Basic NNUE questions

amanjpro · Post by **amanjpro** » Wed Aug 04, 2021 3:43 pm

I am a noob when it comes to NN and NNUE, I have found a few articles on how to implement a simple NN from scratch. One implements a trainer and a predictor in GoLang, with little to no library use. Which on paper sounds like a perfect way to start for me. However I have a few questions:

- Can I apply my learning from this article (basically, change the model layout to suit chess, and maybe a way to represent positions) to building an NNUE? Or NNUE is an entirely different specie?
- I learnt that what makes NNUE so good, is how efficient it is to "evaluate a position" after make/unmake moves. However, looking at Koivisto and Ethereal, I didn't see any special handling for evaluation in make/unmake. Is it the small number of layers of the network that helps the eval to be efficiently updated, or there is something else?
- GoLang doesn't have an easy way to use AVX (or SMID) instructions, as your code compiles to an architecture independent instruction set. Does that mean I should not even bother with NNUE, because it is going to be too slow to be useful?

Last, Since I am a beginner, I don't have a test dataset to make sure that what I do is sensible. While I want to use my own data when I am done to train the network, but it will be nice to start with some data just to make it easier to jumpstart.

Thanks for your answers

niel5946 · Post by **niel5946** » Thu Aug 05, 2021 2:29 pm

I am by no means an NNUE (or NN) expert, but from what I have read, I think I can answer your questions. If I am wrong, please correct me.

amanjpro wrote: ↑Wed Aug 04, 2021 3:43 pm - Can I apply my learning from this article (basically, change the model layout to suit chess, and maybe a way to represent positions) to building an NNUE? Or NNUE is an entirely different specie?

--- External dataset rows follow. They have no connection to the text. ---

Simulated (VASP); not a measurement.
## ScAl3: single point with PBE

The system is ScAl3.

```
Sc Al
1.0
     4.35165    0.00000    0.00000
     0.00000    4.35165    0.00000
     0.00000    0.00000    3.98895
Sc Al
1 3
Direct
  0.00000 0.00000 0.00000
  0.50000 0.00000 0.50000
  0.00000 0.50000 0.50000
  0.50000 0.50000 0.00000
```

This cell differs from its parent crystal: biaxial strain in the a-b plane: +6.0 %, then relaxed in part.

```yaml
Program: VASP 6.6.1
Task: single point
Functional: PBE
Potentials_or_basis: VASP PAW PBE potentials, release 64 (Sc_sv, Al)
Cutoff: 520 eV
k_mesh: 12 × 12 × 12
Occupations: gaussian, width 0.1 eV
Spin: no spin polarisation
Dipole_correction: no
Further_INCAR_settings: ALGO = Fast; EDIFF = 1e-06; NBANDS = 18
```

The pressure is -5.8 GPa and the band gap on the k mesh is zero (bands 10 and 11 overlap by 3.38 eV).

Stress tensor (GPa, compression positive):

NNUE isn't any different from other kinds of neural networks. It is just a fully connected multi-layer perceptron with ReLU activations. So, yes you can train it as any normal NN. The only difference between NNUE and regular NN's is its input configuration and updates.

amanjpro wrote: ↑Wed Aug 04, 2021 3:43 pm - I learnt that what makes NNUE so good, is how efficient it is to "evaluate a position" after make/unmake moves. However, looking at Koivisto and Ethereal, I didn't see any special handling for evaluation in make/unmake. Is it the small number of layers of the network that helps the eval to be efficiently updated, or there is something else?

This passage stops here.